Monday, January 09, 2012

His predictions are dangerously accurate and lead you to believe that he has cracked the code of unpredictable market behaviour, earning him many followers amongst investors and his peers in the process. The man we are talking about is the Founder of Kejriwal Research & Investment Services, Arun Kejriwal, who feels that a direct approach and seeing everything first hand is the best methodology to tackle the intricacies of investing. Shaping fresh minds of B-school students in the equities segment is his passion. This self confessed fan of Bond movies is a maverick himself who believes adaptability and discipline have no alternative in the serious business of money making. Here he tells Mayura Shanbaug how he goes about investing successfully…

Your background?
I began my career in industry and was in marketing and administration. I joined the stock market in 1988 and have been through the various facets of the market. I started as a sub-broker, a remisier and set up shop for a Foreign Broking Housein India, and then finally set up my own advisory services. Currently my company Kejriwal Research & Investment Services Pvt Ltd does a lot of advisory work for corporates, brokers and HNI clients, but we are not brokers at any stock exchange.

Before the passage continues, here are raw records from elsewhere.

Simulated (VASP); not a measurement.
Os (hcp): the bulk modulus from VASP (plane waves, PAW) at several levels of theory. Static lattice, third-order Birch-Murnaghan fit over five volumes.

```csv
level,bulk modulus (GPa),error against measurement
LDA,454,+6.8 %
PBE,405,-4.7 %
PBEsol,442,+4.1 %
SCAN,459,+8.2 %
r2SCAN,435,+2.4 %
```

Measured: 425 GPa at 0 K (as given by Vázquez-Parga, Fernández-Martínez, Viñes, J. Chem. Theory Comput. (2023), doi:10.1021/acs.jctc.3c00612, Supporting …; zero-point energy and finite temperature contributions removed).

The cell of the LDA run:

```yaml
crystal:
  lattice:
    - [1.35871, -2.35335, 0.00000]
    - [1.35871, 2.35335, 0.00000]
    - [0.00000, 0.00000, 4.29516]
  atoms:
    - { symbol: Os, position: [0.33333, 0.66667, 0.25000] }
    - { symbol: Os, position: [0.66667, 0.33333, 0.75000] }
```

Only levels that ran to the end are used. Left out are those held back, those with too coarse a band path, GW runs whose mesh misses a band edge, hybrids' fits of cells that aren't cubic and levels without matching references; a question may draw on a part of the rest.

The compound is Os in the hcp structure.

At what point did you decide to make a career in the stock markets?

In my stint in Industry, I was involved in various sectors like tea, textiles, sugar, dairy products and paper and I realised that if I could sell tangible products, why could I not be able to sell ideas. It is at this point that I realised that the stock market would be a career for me.

How do you pick your trades/investments? Do you use technical analysis, or do you employ fundamental data?

At the vary outset, I am a fundamentalist and believe that money can only be made by investing in stocks and companies which have fundamentals. Technicals help in timing and for that I sure look at entry and exit points, but  my stock and company selections are only  based on fundamental. It may also be worth mentioning that I am not an advocate of intra-day trading

How would you describe your methodology?
I look at companies, do homework on them, meet the management and try to visit their manufacturing facilities. “Seeing is believing” is something I try to follow as far as possible and I must admit that visiting some remote locations has really widened my horizon and the learning curve. Having short listed companies, I then look at past performance and growth prospects. Investment is based on expected growth, never on today’s performance.

What appeals to you about Investing? Going short or long?
To be honest, I believe money can be made by investing and that means going long. Yes as a counter balance at times of extreme volatility, taking a contrarian view and hedging the index against the portfolio is a strategy which has helped and given rich dividends. Yes I am a born bull.

What differentiates you from other Investors?
I am not sure what differentiates me, but my clients and people from the media are quite taken aback when I say I am free during market hours. I believe that money is not made for the day and you need not be in the market every day, every hour and every minute. I believe this is the difference but whether it is a differentiator or not I am not sure?

What gives you that edge?
On this issue my experience in industry of a good 16 years, where I was in the other man’s shoes, realising problems of promoters and entrepreneurs, understanding that profits are projected on excel sheets but delivered on the shop floor, has clearly given me the edge. When you talk to senior people and you understand the process flow, machinery and when you meet people who were colleagues or from the same industry of earlier times, the respect, bonhomie and comfort increases many times over. I believe this is a big edge.

Is there any applicable lesson to investing?
You need to be disciplined and a student all your life. History repeats itself and the same happens in the market as well. I believe discipline and keeping your eyes and ears open will hold one in good stead.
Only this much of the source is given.